As it turns out, it was nine years ago today that our former neighbor’s ancient oak tree hit our house, which is largely what propelled us on our minimalist journey. And as we prepare for our upcoming move to the light keeper’s house I thought it might be helpful to share some of our experiences with moving the minimalist way.
For starters, ever since we sold our home and liquidated our furnishings eight years ago, we have intentionally avoided the use of a U-Haul, instead simply fitting our belongings into our vehicle (and maybe making a handful of trips) to move. Our record minimalist move was fitting our stuff into a Volvo convertible for our move to Nantucket and unpacking all of it in a couple of hours.
When it comes to larger items, such as furnishings, multifunctionality is the key. For example, we use a couple of collapsible ottomans/coffee tables/storage chests. And we just bought a couple of foldable chairs and tables that we also can fit easily into our Rogue crossover. As our new digs are unfurnished, we are getting our new bed and sofa delivered but other than that we will be toting the rest of our stuff ourselves.

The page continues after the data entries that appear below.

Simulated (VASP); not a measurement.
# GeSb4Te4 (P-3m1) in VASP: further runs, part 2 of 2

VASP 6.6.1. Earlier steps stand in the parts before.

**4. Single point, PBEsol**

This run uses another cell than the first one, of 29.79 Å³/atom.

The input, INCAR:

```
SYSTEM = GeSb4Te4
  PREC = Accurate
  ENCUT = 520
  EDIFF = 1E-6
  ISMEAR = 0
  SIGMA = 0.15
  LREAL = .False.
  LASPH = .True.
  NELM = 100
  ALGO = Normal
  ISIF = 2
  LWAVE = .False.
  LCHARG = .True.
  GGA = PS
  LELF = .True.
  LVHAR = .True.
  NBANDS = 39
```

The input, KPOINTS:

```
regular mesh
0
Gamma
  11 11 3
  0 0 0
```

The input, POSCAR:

Albert Einstein, arguably one of the smartest humans ever, famously reported, “A table, a chair, a bowl of fruit and a violin; what else does a man need to be happy?” And it was none other than Henry David Thoreau who stated, “I had three chairs in my house; one for solitude, two for friendship, three for society.”
What is more, Laura Dassow Walls writes in Henry David Thoreau: A Life : “There in his house would be everything needed, and nothing more…Thoreau’s needs were ludicrously simple…For kitchenware he had a kettle, a skillet, a frying pan…three plates, two knives, two forks, one spoon, and a cup.” And it was with such basic utensils that Thoreau was able to craft a simple life and change the world with his writings.
Finally, author Louise DeSalvo describes poet Elizabeth Bishop in her book On Moving: A Writer’s Meditations on New Houses, Old Haunts, and Finding Home Again: “Bishop loved to live in ‘temporary homes by the sea.’ They brought back the ease she’d sometimes felt in Nova Scotia. She liked the simplification, improvisation, and community these places could provide. ‘You live in this Robinson Crusoe atmosphere,’ she wrote, ‘…contriving and inventing…’ When visiting seaside places, Bishop wrote more.”
And writing more is what I hope to achieve at our “temporary home by the sea.” Surveys report that moving is listed by many people as one of the most stressful activities one experiences; however, by intentionally living light and moving the minimalist way much of that stress can be mitigated. Wherever you are on your journey, consider packing and traveling light yourself!